MJ: I saw Ridley (Johnson) from Moon Duo at Latitude and said "Hi!" We've played with both Moon Duo and Wooden Shjips in the past - I really like those bands - so it's always nice to bump into him. I don't feel any affinity with Ty Segall because I've never met him and he'll probably never meet me, but I'm really looking forward to seeing him and Fuzz that weekend. Peaking Lights as well. We've played with them a few times and now we're both on the same label, which is cool. I definitely do feel an affinity towards the Faux Discx / Gringo bands on the bill; Cold Pumas, The Soft Walls, Sauna Youth. I feel very strongly towards them because I think they're people who've come from the same backgrounds as us. We don't entirely play the same music, but we're all people who've played in hardcore bands. We share the same DIY ethics and I think that's so important in the way you hold yourself. I don't think it's fair to name names but there's a lot of popular psych music at the moment that doesn't really resonate with me. I don't really know any of them as people so it's not fair for me to judge but I know they haven't come up through the hardcore or DIY scenes. I'm not saying they have a different agenda to us but I definitely think bands who've progressed through those scenes genuinely play music for the sake of playing music. There's no careerist agenda. A lot of those bands seem to be revivalist in a way that I'm not particularly comfortable with. I think we take most of our influences from hardcore. It would be a lie to say we don't take from krautrock and again, something that no one ever seems to pick up on, I think we're just ripping off the Velvet Underground.
DiS: I haven't noticed that to be honest.
MJ: If you take all of the effects pedals out we're just playing Velvets riffs. And it's the same with The Modern Lovers. The first song on Pearl Mystic 'Away/Towards' which is basically two songs, '...Towards' the second song to me is just basically The Modern Lovers. A lot of people haven't picked up on that.
DiS: Me included!
MJ: Well I guess I've just ruined it for you now! Sometimes people do end up at the same point just through sharing the same influences. But I think we've arrived at the same place as some of those other "psych" bands accidentally. It wasn't an intentional thing. We've been quietly making music like this for four years now. The funny thing is people were saying to us two, two-and-a-half years ago that psych's going to be really popular, and I was like, "Fuck off!" Who wants to listen to this? Who wants to listen to me crying into a space echo for ten minutes?!? So it's really surprised all of us just how popular this music's become at the same time.

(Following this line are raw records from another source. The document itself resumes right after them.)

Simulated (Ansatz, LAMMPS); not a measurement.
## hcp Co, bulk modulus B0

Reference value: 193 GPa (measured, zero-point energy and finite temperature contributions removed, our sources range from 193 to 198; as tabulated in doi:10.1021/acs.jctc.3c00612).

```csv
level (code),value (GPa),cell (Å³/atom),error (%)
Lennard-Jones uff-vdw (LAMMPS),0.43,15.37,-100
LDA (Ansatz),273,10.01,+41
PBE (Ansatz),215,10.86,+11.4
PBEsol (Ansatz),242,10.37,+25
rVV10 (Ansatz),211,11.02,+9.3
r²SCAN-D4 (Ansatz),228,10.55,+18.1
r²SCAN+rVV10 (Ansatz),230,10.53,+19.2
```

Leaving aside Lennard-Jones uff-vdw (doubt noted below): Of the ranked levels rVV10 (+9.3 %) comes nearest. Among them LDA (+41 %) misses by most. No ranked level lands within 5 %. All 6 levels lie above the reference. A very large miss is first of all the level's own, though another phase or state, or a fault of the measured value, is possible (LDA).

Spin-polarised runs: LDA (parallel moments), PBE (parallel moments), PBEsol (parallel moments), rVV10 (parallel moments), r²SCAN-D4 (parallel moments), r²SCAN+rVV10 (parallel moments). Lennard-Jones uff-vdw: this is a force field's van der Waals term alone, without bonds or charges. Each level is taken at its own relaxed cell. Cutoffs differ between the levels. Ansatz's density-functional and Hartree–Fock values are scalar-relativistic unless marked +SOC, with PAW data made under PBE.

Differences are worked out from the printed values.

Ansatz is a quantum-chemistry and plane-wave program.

DiS: The umbrella of what is considered psych rock seems to have branched out somewhat. A lot of shoegaze, post-rock and even glam rock influenced bands have all been classed as psych bands recently. Do you think that could have a negative impact on the scene, particularly as the inevitability is as it becomes more popular, bands will start to crop up purely on that basis who perhaps this time two years ago were influenced by Oasis or The Libertines?
MJ: Yeah, that is inevitable. I've had a few bands contact me about recording who say they're a new psych band from wherever, and then you listen to them and struggle to understand what's psychedelic about them at all. It's all very abstract anyway, this idea about what psychedelia is. It can be anything from Nuggets garage rock - which we take a lot of influence from - and kraut rock - which I think we sit between those two places anyway - to people like Tyrannosaurus Rex. If you listen to those early Marc Bolan records they're very folky in an Animal Collective kind of way. In fact, Animal Collective are very much a modern psychedelic band to me. Flaming Lips too, and yet weirdly those bands never get branched in with this new revivalism for psychedelia.
DiS: It's interesting you mention those two bands, because both use a lot of improvisation in their live shows which is a key element of psychedelic music, yet both also receive their fair share of criticism for doing so.
MJ: I really like that. I think it's far more dangerous and exciting for bands to do that rather than just repeat exactly note for note what's on the record. Bands that do that aren't moving anything forward. Slightly going off tangent, we did a Hives tribute set a couple of years ago at the Brudenell. It was a drunk joke that went too far! We were drinking one night with Nathan (Clark) who runs the venue and I said to him you've get to let us do a Hives tribute show as that would be amazing, thinking he'd forget about it the next morning. But he didn't, he called my bluff, so we had to do it, and people said to us afterwards they'd seen The Hives three or four times and it wasn't as good as watching us do it. And that was interesting to me as a musician. Not because I think we were good. We'd listened to the records obsessively and copied them note for note. It was a genuine tribute act. I have no doubt that they are probably better musicians and more exciting on stage, but at the same time to be in a band like that must also be frustrating because you're trying to think of new ways to make these two-minute garage punk songs seem interesting every night. We called ourselves The Chives! I would do it again, I thought it was great.
DiS: Would you ever consider doing something like that again in the future?
MJ: I don't know, although we have talked about maybe doing a set of Nuggets classics for a Christmas show at the Brudenell this year. It all depends whether we've got time. I think it would be really good fun, although maybe a bit self-obsessed too as I'm not sure how many people actually know those songs.
DiS: Moving onto the Loop ATP show in December, how did that come about?
MJ: We just got an email saying Loop have invited us to play ATP, do we want to do it? That was it. We've been told when to turn up, and that's about it. I'm really looking forward to going swimming! But seriously, the line-up looks amazing with Comets On Fire, Superchunk and Slint all playing as well. It's like being at a festival that I've curated myself! At first we thought it was ATP who'd put us on the bill because we've got an arrangement with them over headline shows in London, but it turns out we were actually invited by Loop, so I guess they really do like us!
DiS: Finally, are there any new bands you'd recommend Drowned In Sound and its readers check out?
MJ: Can I say Joanna Gruesome again? I love them so much! I just did a record for a band from Brighton called TRAAMS that's coming out soon on Fat Cat Records. It's very post-punk musically, quite similar to Television except Stuart the singer sings like the guy from Clap Your Hands Say Yeah. They're really great, they've got probably the most solid rhythm section I've ever recorded. They'll happily play the same thing in a row for seven minutes and not drop a single beat.
Hookworms play at Festival No. 6 on Saturday 13th September.